BERMAN: Ritchie-rich?

ZELENY: Ritchie-rich! 

BERMAN: I wonder who Reggie rich is in this scenario? Just very quickly Jeff. Any chance that President Obama and Joe Biden, the President-Elect, have been talking over the last several days since the election? 

ZELENY: We do know they have spoken at least once, last Saturday they spoke when he called to congratulate him. Since then, I don't believe they have, because President Obama has been doing all of these interviews. But there's no question that he's always available for his advice. But also, their relationship generally is that President Obama stands back and is sort of offers advice if needed. But he does not think that Joe Biden needs his advice. And in terms of any role he'll play, he says he does not plan to play an official role in the Biden administration. He says if he did, Michelle will kill him. 

New Day
8:48 AM ET

ALISYN CAMEROTA: In an interview with "60 minutes" last night President Barack Obama saying it's time for President Trump to concede the election. 

[Cuts to 60 Minutes interview]

BARACK OBAMA: A President is a public servant. They are temporary occupants of the office by design and when your time is up then it is your job to put the country first and think beyond your own ego and your own interests and your own disappointments. My advice to President Trump is if you want at this late stage in the game to be remembered as somebody who put country first, it's time for you to do the same thing. 

[Cuts to 60 Minutes interview]

ALISYN CAMEROTA: All right. Joining us now is Reggie love, President Obama's former special assistant and personal aide. Reggie, great to see you. 

REGGIE LOVE [Fmr. Special Asst. & Personal Aide to President Obama]: Alisyn, thank you for having me on and John as well. I hope you guys are hanging in there. 

JOHN BERMAN: Glad I snuck in. Thank you. 

CAMEROTA: We are hanging in there at the moment. Before we get to President Obama's words last night, I know you spoke to him early on election day and I'm just curious what his mood was or what he said because the outcome was far from decided at that point. 

LOVE: Yeah, I think he was pretty optimistic about people being engaged and involved in this upcoming election and the idea that we would have -- that there would be historic turnout and that people would believe in democracy and believe in the idea that there votes matter. 

BERMAN: Obviously you know him better than most and when we hear him talk about the current situation with the transition and the election, he's disappointed, but how upset is he? Can you tell how worked up he is over this because sometimes it's hard to tell with the even keel. On a scale from one to ten what's his level of outrage here? 

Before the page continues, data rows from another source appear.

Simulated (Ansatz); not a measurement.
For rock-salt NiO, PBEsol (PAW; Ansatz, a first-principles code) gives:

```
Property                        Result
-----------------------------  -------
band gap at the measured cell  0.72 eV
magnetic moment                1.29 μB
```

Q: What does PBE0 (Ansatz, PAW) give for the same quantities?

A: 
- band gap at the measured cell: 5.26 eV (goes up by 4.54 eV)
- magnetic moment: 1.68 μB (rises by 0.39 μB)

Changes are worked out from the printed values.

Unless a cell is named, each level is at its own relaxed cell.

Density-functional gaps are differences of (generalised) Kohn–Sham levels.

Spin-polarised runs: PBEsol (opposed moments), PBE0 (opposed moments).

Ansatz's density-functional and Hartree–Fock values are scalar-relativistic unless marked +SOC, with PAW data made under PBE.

LOVE: Well, look, you know, I think that in the interview he does a really -- he very much explains this idea that democracy, even now imperfect and even though the country that we live in is an imperfect union, that we do all have a responsibility as -- not only as voters and constituents but also public officials and office holders to do everything that we can to continue to try to create a more perfect union and to hold up the principles that make democracy work. You know, I think his comments were pretty pointed that, you know, Trump has an opportunity to do that, though he hasn't done it yet, you know, I think that it's a responsibility that I think the President -- that President Obama believes President Trump currently has and I think when President Trump was elected I don't think Democrats or President Obama himself were extremely thrilled with that outcome, but nonetheless, you know, handled it with dignity and with grace and with understanding that his actions and how he had a transition of power had an impact on how democracy would play out. So, yeah, I think it's tough. 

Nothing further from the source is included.